This project introduces an innovative approach to music genre classification by leveraging Convolutional Neural Networks (CNNs). Our method uniquely combines Melspectrograms and Short-Time Fourier Transform (STFT) spectrograms as joint data inputs. This approach aims to significantly enhance classification accuracy in music genre identification.
See the paper for a more detailed analysis of the model.
- Dual-Spectrogram Input: Utilizes both Melspectrograms and STFT spectrograms, offering a comprehensive audio analysis.
- DenseNet Architecture: Compares DenseNet in both pre-trained and non-pre-trained configurations, highlighting the benefits of transfer learning and fine-tuning.
- Transfer Learning with DenseNet121: Demonstrates substantial improvements in classification accuracy when using the pre-trained DenseNet121 model.
Our experiments have shown notable enhancements in music genre classification, evidenced by:
- Improved test accuracy.
- Higher Area Under the Receiver Operating Characteristic (AUROC) scores.

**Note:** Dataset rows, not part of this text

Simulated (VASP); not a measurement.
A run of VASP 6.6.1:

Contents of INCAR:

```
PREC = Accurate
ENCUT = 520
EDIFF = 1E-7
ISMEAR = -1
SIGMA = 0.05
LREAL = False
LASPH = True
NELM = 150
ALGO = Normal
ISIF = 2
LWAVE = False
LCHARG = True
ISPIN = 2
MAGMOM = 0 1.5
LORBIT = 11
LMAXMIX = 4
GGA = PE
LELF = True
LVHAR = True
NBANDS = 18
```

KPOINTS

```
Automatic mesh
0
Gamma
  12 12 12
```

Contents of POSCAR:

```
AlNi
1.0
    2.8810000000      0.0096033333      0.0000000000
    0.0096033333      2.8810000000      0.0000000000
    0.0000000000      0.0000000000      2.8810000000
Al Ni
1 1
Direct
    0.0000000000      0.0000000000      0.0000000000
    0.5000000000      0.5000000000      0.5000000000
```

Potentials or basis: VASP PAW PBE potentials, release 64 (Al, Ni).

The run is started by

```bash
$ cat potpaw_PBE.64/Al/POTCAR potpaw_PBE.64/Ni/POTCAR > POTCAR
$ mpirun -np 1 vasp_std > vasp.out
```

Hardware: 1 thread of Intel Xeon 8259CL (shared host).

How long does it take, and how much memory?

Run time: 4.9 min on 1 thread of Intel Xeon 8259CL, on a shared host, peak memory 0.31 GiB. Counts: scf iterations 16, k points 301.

- More accurate confusion matrix results, particularly noticeable with transfer learning using the pre-trained DenseNet121 model.
The dual-spectrogram augmentation method presented here opens new avenues for music genre classification. By effectively combining different spectrogram types and leveraging the power of transfer learning, our approach sets a new benchmark for accuracy in this field.